Academy of Catholic Thought and Imagination

The Academy of Catholic Thought and Imagination (ACTI) at Loyola Marymount University is a community of scholars who work in dialogue with the Roman Catholic intellectual tradition by developing, examining, communicating, or otherwise engaging the resources of Catholic thought and imagination, especially as it is informed by the Jesuit vision of Ignatius of Loyola. The Academy is a hub for scholarship, interdisciplinary research, pedagogy, and outreach on LMU’s campus and in the southwest United States. ACTI sponsors and co-sponsors events, supports interdisciplinary dialogue within the university, and publishes academic work promoting its mission.
Location
ACTI's offices are located on the 4th floor of the University Hall at Loyola Marymount University's campus in West Los Angeles near the cities of Playa Vista, Westchester, Santa Monica and Culver City. In collaboration with similar organizations, ACTI holds its events on the campus of Loyola Marymount University.
History
ACTI was instituted in April 2014 at the behest of then-university President David W. Burcham for the purpose of fulfilling one of the goals of the university's strategic plan: To create an interdisciplinary center that will build collaborations with and serve as a coordinating hub for academic departments, centers, and programs that promote research, study, and dialogue on faith, reason, social justice, and contemporary society. A committee put together by Rev. Allan Deck, S.J., (then) Casassa Chair for Catholic Social Values, and Dr. Joseph LaBrie, Special Assistant to the President, developed a plan for the institute, and Dr. LaBrie was appointed to the position of Interim Director. Dr. Brian Treanor was appointed Academic Director in March 2015.

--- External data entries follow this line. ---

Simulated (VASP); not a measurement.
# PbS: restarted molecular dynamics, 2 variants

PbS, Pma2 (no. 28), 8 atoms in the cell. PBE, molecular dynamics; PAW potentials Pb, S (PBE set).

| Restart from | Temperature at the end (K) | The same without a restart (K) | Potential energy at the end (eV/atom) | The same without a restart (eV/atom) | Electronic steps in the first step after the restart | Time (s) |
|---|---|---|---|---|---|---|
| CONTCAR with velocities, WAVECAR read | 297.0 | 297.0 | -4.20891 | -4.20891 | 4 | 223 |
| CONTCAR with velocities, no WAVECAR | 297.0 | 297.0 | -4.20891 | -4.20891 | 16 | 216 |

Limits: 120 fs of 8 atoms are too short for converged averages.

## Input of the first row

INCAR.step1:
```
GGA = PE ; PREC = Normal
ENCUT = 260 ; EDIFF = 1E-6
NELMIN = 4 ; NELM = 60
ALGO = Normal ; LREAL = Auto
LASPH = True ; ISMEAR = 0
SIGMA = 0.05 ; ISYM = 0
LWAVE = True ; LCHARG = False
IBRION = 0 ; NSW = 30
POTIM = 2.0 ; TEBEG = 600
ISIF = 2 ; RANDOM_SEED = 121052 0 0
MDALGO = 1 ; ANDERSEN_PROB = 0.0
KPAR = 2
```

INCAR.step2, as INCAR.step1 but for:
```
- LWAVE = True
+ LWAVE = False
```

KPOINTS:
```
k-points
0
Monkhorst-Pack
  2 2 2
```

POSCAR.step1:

Organization and Leadership
ACTI consists of a faculty board representative of the diverse disciplines of study at Loyola Marymount committed to interdisciplinary academics. The organization is directed by tenured professor and researcher at LMU Brian Treanor, PhD. Dr. Treanor, awarded the position of academic directorship in 2014, was Professor of Philosophy, Daum Professor of the Liberal Arts, and Director of the Environmental Studies Program at Loyola Marymount University, where he taught and researched since 2003. He received his Ph.D. from Boston College where he studied with Richard Kearney and Jacques Taminiaux. His dissertation focused on various ways of conceiving divine and human otherness, drawing on Catholic, Protestant, and Jewish philosophers. Dr. Treanor’s work takes its cue from the tradition of philosophical hermeneutics, but remains consciously interdisciplinary by engaging theology, literature, poetry, psychology, ecology, and other disciplines. He is the author or editor of six books; among his recent works are Emplotting Virtue (SUNY 2014), Interpreting Nature (co-editor, Fordham 2013), and Carnal Hermeneutics (Fordham 2015). Notably, Dr. Treanor is also well known for excellence in the classroom; he has received several teaching awards—including the President’s Fritz B. Burns Teaching Award.

Dr. Treanor offers a wide range of advanced courses in hermeneutics, philosophy of religion, philosophy of literature, and environmental philosophy, as well as core classes in Environmental Ethics, Philosophical Inquiry, and, most recently, LMU’s new Freshmen First Year Seminars. With colleagues in the Bellarmine College of Liberal Arts, he has recently launched the Great Books Learning Community. He has twice been honored by the Associated Students of LMU as Teacher of the Year and was given the university’s highest honor: the President’s Fritz B. Burns Teaching Award in 2011.
In support of LMU's mission, Professor Treanor has served on the Committee for Mission and Identity, Western Conversations in Jesuit Higher Education, the Catholic Studies Advisory Council, and New Faculty Orientation. Beyond LMU, he was a participant in the Collegium Colloquy on Faith and the Intellectual Life (2001) and served on the Executive Committees of the American Catholic Philosophical Association, the Gabriel Marcel Society, the International Association of Environmental Philosophy, and the Pacific Association for the Continental Tradition.
To ensure synergy among various related initiatives at LMU, BCLA Dean Robbin Crabtree appointed Dr. Treanor to a term as the Casassa Chair of Social Values when he was appointed Academic Director of the Academy of Catholic Thought and Imagination. The decision to link the Academy with the Casassa Chair highlights the strategic importance of the Academy as a hub for high quality intellectual and creative activity in dialogue with the Catholic intellectual and imaginative traditions at LMU.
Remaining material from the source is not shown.